Proposal to donate toiletries hits snag; Legal concerns stall airport seizures idea.
A plan calling on airport security officials to donate surrendered toiletries to Fresno homeless shelters has stalled amid legal concerns.
"We never got one item," said Larry Arce, executive director of the Fresno Rescue Mission. "It fizzled immediately."
Officials praised the program when it was announced in June at the Fresno Yosemite International Airport. But, soon after, lawyers for the federal Transportation Security Administration expressed concerns about possible liability issues.
"They didn't really indicate to us [the] details," Robert Benson, a Fresno-based regional security director for the TSA, said of the agency's lawyers. "The last I had heard, it is still being looked at."
In general, shampoo, deodorant, shaving cream and other items brought on an airplane must be in containers three ounces or smaller, according to the latest guidelines posted on TSA's Web site. Items deemed too big are tossed into bins and eventually end up in landfills -- at the rate of up to 300 pounds a week in Fresno, officials say.
The plan was to donate the surrendered products to the Fresno Rescue Mission, which would have shared the items with other social service agencies.
Benson declined to speculate on the possible liability concerns.
In a letter to the editor published in the Bee shortly after the program was announced, one reader had this concern:
"What's going to happen when some poor unsuspecting person in the mission opens one of these toiletry containers and it explodes in his face?" wrote Irv Brown of Fresno. "Where is our sense of value toward those whose flight in life appears to be of less importance?"
State Sen. Dean Florez, the Shafter Democrat who came up with the idea, called TSA's concerns "a lot of bureaucratic nonsense."
"These are not items that we find out in the road. These are items that people had in their bags," he said. "Why would I carry a bottle of after shave that would be hurtful to me?"
A similar program at Bakersfield's Meadow Field was up and running for a few months before it was shut down, Florez said.

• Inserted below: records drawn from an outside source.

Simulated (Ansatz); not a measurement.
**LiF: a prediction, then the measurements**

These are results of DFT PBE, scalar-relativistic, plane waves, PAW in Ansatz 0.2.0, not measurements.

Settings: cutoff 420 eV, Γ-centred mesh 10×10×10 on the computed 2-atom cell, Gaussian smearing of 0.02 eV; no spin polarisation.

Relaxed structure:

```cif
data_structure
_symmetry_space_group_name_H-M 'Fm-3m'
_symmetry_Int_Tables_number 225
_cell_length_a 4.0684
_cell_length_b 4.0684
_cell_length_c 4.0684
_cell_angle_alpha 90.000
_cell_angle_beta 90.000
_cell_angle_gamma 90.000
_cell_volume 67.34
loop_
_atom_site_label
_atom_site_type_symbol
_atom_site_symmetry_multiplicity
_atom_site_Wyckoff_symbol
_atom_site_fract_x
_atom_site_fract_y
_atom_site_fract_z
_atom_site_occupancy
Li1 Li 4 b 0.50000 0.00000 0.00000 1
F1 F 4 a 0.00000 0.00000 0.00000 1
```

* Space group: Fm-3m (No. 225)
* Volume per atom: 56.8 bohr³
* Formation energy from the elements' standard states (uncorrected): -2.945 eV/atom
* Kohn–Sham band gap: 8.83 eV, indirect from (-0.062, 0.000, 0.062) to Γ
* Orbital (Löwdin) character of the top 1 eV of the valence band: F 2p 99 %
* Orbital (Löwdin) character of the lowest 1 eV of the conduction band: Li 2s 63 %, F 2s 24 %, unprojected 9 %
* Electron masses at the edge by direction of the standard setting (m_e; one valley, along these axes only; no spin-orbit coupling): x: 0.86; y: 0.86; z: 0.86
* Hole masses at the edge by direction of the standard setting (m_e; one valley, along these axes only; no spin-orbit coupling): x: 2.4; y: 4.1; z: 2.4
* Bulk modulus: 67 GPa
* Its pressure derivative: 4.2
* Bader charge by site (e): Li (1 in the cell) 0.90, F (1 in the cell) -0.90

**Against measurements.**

The state Senate recently passed a Florez-authored resolution urging all of the state's airports to partake in the program. The resolution -- which carries no legal weight -- suggests that only unused and unopened items be donated. It also points out that charities "are willing to accept all liability for donated items."
Fresno Rescue Mission carries liability insurance that "covers just about everything," Arce said.